Democrats are the majority in Shelby County, Republican leaders concede. But Wagner points to a better Republican bench of candidates built by actively seeking them out.
“You’ve got people who get involved in the party pretty actively for a while and then they decide to run. And then we’ve got some newer ones that come around who aren’t real active in the party and they run and have done quite well,” she said. “To me there’s a true variety in that. … We need to look out for those people.
“There may be somebody who is very qualified to be a county commissioner or be a trustee who maybe hasn’t thought about public service and shares our conservative values.”
As bad a beating as Democrats have taken in the last five years, Spears declined to describe her task as rebuilding from the ground up.
“I definitely think we have some things we can build from,” she said.
Outgoing party chairman Bryan Carson resigned a month before the convention. The resignation came as the executive committee investigated party finances that prompted late campaign finance reports to the Tennessee Registry of Election Finance. Carson made withdrawals without receipts from an account that changed banks several times as the party changed treasurers several more times.

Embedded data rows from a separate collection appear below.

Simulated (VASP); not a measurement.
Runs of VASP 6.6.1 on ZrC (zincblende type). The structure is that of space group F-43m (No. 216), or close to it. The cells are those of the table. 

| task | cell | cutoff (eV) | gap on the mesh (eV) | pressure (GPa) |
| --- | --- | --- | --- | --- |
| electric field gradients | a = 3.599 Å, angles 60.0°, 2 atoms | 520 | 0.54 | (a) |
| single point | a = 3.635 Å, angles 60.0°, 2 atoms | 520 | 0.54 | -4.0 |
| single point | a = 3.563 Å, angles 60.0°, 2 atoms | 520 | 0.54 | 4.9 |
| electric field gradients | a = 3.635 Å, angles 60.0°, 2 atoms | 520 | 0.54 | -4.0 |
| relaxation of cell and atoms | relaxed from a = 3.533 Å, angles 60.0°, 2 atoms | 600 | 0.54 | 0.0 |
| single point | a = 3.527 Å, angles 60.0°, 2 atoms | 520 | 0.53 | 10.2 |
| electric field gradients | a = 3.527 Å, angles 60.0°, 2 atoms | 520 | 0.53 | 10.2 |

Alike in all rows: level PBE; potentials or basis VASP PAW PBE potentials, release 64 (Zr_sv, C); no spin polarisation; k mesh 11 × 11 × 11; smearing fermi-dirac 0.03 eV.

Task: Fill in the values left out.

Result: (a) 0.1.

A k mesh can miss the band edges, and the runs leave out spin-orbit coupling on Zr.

“We’re going to have an oversight committee,” she said. “We will put in place specific processes for handling the money and how things are approved and spent. And I will not have a hand in the money.”
Wagner led the Shelby County Young Republicans group for the last two years. Spears has worked on numerous campaigns including running the two campaigns for county mayor by former county commissioner Deidre Malone.
Wagner and Spears both called for their parties to make room for new faces and new methods drawn by each party’s ideology.
In Spears case, it was an appeal to “really change the direction of our party.”
Spears is working with a 29-member executive committee that is less than half the size of the previous executive committee. The number of people on the executive or steering committees for each local party are based on each party’s turnout countywide in the 2014 general election for Tennessee Governor.
The smaller Democratic committee reflects the state party’s inability to come up with an established Democratic challenger to Republican Gov. Bill Haslam in 2014.
Wagner, meanwhile, talked of the goal of carrying Shelby County for the Republican presidential nominee in the 2016 Presidential general election. Although the Republican nominee has carried Tennessee in the last four Presidential general elections, Shelby County has been carried by the Democratic nominee in those same elections.
She said the local GOP can increase its reach while remaining true to conservative values of “smaller government, personal responsibility and individual liberty.”